A digital pen is an input device which captures the handwriting or brush strokes of a user, converts handwritten analog information created using "pen and paper" into digital data, enabling the data to be utilized in various applications. For example, the writing data can be digitized and uploaded to a computer and displayed on its monitor. The data can then be interpreted by handwriting software (OCR) to allow the digital pen to act as a text entry interface and be used in different applications or just as graphics.
A digital pen is generally larger and has more features than a stylus. Digital pens typically contain internal electronics and have features such as touch sensitivity, input buttons, memory, writing data transmission capabilities, and electronic erasers.
Accelerometer-based digital pens contain components that detect movement of the pen and contact with the writing surface.
Active pens, such as N-trig's DuoSense Pen™, include electronic components whose signals are picked up by a mobile device's built-in digitizer and transmitted to its controller, providing data on pen location, pressure, button presses and other functionality.

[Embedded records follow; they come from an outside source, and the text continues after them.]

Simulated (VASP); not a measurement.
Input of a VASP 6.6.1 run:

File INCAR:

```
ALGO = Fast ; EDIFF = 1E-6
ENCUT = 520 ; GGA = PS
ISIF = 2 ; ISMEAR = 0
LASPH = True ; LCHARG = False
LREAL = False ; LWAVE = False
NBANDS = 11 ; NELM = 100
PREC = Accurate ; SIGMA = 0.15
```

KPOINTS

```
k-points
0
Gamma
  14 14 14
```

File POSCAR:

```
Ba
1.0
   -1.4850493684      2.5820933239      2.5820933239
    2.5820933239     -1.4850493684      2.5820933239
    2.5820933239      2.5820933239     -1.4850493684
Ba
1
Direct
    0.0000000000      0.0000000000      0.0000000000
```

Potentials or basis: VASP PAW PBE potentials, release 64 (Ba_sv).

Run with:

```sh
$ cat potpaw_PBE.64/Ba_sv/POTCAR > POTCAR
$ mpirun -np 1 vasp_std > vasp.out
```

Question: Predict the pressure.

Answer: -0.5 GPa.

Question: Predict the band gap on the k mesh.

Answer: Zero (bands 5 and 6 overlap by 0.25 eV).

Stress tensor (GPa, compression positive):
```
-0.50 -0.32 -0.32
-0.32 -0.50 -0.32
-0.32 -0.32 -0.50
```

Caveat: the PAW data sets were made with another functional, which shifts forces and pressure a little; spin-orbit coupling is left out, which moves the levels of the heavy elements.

Position-based digital pens use a facility to detect the location of the tip during writing. Some models can be found on graphics tablets made popular by Wacom, and on tablet computers using Wacom's Penabled™ technology.
Camera-based pens use special digital paper to detect where the stylus contacts the writing surface, such as those using Anoto technology.
Trackball pens use a sensor that is located on the pen to detect the motion of the trackball.